I've been dealing with larger and larger datasets. I love Python and Pandas and do not want to move away from using these tools. One of my dataframes takes 12 minutes to load. I want to speed this up and it seems like utilizing multiple processors would be the best way.
What is the fastest implementation for reading in tab-separated files that are possibly gzipped? I'm open to using Dask but I just couldn't get it to work.
I can't get the dask way to work from this question because the sample size isn't large enough for the row (don't know how to generalize it) read process and concatenate pandas dataframe in parallel with dask
I've tried the following method to make a faster tsv reader: http://gouthamanbalaraman.com/blog/distributed-processing-pandas.html
def count_lines(path):
return int(subprocess.check_output('wc -l {}'.format(path), shell=True).split()[0])
def _process_frame(df):
return df
def read_df_parallel(path, index_col=0, header=0, compression="infer", engine="c", n_jobs=-1):
# Compression
if compression == "infer":
if path.endswith(".gz"):
compression = "gzip"
# Parallel
if n_jobs == -1:
n_jobs = multiprocessing.cpu_count()
if n_jobs == 1:
df = pd.read_table(path, sep="\t", index_col=np.arange(index_col+1), header=header, compression=compression, engine=engine)
else:
# Set up workers
pool = multiprocessing.Pool(n_jobs)
num_lines = count_lines(path)
chunksize = num_lines // n_jobs
reader = pd.read_table(path, sep="\t", index_col=np.arange(index_col+1), header=header, compression=compression, engine=engine, chunksize=chunksize, iterator=True)
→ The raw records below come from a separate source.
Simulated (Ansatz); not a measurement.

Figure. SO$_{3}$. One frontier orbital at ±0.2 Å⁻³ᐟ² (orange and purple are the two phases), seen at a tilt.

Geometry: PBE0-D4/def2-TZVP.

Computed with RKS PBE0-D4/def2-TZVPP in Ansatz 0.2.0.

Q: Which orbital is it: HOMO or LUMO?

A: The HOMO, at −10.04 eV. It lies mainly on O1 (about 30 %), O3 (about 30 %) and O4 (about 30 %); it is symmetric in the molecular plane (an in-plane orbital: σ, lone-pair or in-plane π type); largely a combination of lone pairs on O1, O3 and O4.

# Iterate through dataframes
df_list = list()
for chunk in reader:
df_tmp = pool.apply_async(_process_frame, [chunk])
df_list.append(df_tmp)
df = pd.concat(f.get() for f in df_list)
return df
Why is the parallel version slower?
What is the fastest implementation for reading in a large gzipped (or not) table into a pandas dataframe?
%%time
path = "./Data/counts/gt2500.counts.tsv.gz"
%timeit read_df_parallel(path, n_jobs=1)
%timeit read_df_parallel(path, n_jobs=-1)
5.62 s ± 25.5 ms per loop (mean ± std. dev. of 7 runs, 1 loop each)
6.81 s ± 106 ms per loop (mean ± std. dev. of 7 runs, 1 loop each)
CPU times: user 1min 30s, sys: 8.66 s, total: 1min 38s
Wall time: 1min 39s